High Performance MySQL [Ch.6 | Part 1: Query Performance Optimization]

So the last article discussed chapter 5 of High Performance MySQL titled Indexing for High Performance. Today's article discusses chapter 6 titled Query Performance Optimization.

In last two chapters we discussed schema design optimization and indexing which are necessary for good performance but not solely enough as you still need to write optimized queries otherwise even with the best designed schema and indexes queries will not perform as well as expected.

This chapter starts by some general considerations for query performance, a discussion of slow queries and the things to consider first when a query is not performing well, it then moves to discuss some query execution basics and a discussion of MySQL query execution engine and optimizer and finally it discusses how to optimize some specific types of queries.

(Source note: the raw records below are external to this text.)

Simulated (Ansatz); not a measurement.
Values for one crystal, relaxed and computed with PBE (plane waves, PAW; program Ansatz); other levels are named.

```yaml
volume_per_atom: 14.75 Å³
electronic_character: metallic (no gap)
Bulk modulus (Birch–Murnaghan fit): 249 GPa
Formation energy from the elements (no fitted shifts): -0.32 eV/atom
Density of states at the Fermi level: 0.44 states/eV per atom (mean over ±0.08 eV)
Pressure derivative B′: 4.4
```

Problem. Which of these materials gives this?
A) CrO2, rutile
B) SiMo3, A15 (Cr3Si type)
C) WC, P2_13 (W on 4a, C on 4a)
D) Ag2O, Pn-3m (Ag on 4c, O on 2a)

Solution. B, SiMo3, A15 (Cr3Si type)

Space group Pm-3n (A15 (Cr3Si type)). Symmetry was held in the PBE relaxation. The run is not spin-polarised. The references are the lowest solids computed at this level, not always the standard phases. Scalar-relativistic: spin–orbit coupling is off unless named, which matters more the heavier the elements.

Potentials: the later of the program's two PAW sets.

This chapter however is quite long and full of details, so to keep this article short, I will split it over 2 articles, so this is part 1.

Slow Queries

Queries are broken up into a series of tasks that have to be performed in order to execute a query, so it follows that if we want to optimize a query, i.e. make it take a smaller amount of time to execute (minimize its response time) we will have to understand which tasks it's performing and either eliminate some of those tasks, make them happen less often or make them execute faster.

In chapter 3, we discussed ways to profile a query and get a better idea about which tasks it's performing. You can understand what a query is spending time on by following the sequence diagram of the stages you get from profiling the query, where it's parsed, planned, executed and the result set is returned back to client. Execution is one of the most important stages a query passes through and the most time consuming because it involves a lot of calls to the storage engine to retrieve rows and it also includes any post-retrieval operations such as sorting and grouping.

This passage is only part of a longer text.